As we celebrate the 50th anniversary of the Berlin airlift, so do we also celebrate 50 years of the enduring friendship between Germany and the United States. It is a friendship grounded in our shared sacrifice, our shared success and our common vision of democracy and freedom. It is a friendship which Americans treasure and which we look forward to carrying into the next century.
The friendship between Germany and the US was born in one of this century's defining events. Fifty years ago, as Joseph Stalin's Iron Curtain descended around a free Berlin, the last battleground of a world war turned into the first battleground of the Cold War. In the early days of the blockade, Berlin Mayor Ernst Reuter implored: "Volker der Welt, schaut auf Berlin!" - "People of the world, look at Berlin!"
The world did indeed look at Berlin. And what the world saw was not just a city, but also a symbol: a symbol of resolve, a symbol of defiance, and, ultimately, a symbol of freedom. When the world looked at Berlin, it saw Berliners facing overwhelming odds, turning fields into runways and unloading the food and the fuel of freedom from a bridge in the sky.
When the world looked at Berlin, it saw the Allies committed to a free Germany. When the world looked at Berlin, it also saw the future, for the airlift truly shaped the Cold War period.
Every day of the airlift our pilots were thundering across the German sky into a battle not of bullets, but of ideas - of liberty, of freedom and of democracy. And they turned one of freedom's darkest days into one of its brightest triumphs.
For America, the airlift was a wake-up call. It made us realise that, unlike the past, we could not withdraw safely behind our shores, secure behind an Atlantic barrier.
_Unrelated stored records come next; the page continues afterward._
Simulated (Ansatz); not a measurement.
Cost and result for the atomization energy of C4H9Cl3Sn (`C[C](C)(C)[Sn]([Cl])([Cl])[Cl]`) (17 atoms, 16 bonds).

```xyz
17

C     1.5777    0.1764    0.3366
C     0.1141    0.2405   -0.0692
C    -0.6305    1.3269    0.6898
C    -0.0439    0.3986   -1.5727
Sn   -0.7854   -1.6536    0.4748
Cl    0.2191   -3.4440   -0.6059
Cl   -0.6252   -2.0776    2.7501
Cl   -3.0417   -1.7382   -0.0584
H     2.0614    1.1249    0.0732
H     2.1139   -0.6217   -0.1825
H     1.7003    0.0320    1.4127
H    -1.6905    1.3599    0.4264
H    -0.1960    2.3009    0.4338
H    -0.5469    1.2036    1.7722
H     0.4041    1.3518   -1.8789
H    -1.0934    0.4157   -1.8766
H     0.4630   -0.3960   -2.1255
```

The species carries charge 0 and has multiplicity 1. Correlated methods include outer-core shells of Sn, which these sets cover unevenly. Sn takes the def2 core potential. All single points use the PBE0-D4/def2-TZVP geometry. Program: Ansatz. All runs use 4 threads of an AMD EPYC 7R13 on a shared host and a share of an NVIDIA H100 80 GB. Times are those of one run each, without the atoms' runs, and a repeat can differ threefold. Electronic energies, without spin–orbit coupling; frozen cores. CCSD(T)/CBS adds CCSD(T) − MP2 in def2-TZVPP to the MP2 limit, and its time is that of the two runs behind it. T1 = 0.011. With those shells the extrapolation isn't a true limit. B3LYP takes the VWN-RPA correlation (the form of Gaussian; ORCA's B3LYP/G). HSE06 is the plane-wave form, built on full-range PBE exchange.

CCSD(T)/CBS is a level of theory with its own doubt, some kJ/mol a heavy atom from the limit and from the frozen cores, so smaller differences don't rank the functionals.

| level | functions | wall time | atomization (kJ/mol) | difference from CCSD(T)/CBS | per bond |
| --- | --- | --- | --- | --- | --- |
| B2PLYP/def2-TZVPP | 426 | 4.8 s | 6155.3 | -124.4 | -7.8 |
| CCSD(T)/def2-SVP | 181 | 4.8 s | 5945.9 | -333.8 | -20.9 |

After two world wars, the airlift confirmed that American and European security were inextricably bound together. The airlift proved that the cost of avoiding tyranny and destruction tomorrow was vigilance and commitment today. And the airlift confirmed, once again, that freedom is never free.
Let there be no doubt: history will remember the story of Berlin, a story about how the spirit of liberty can tear down the mightiest walls of oppression.
Today, that spirit reminds us that America must remain engaged in the world and in Europe. That spirit lives on, inspiring and nurturing the trans-Atlantic alliance and energising our efforts to help Europeans shape their own future.
It is alive as we build new bridges and extend the hand of Nato friendship and membership to Hungary, to Poland and to the Czech Republic.
It is alive in the Partnership for Peace, and in our efforts to build a foundation of co-operation with countries in transition, like Russia and Ukraine.
And it is alive as we cool the cauldrons of hate in places like Bosnia. Indeed, the spirit of Berlin, the spirit of liberty, is helping us reach across old divides to help European friends build a new Europe for a new century.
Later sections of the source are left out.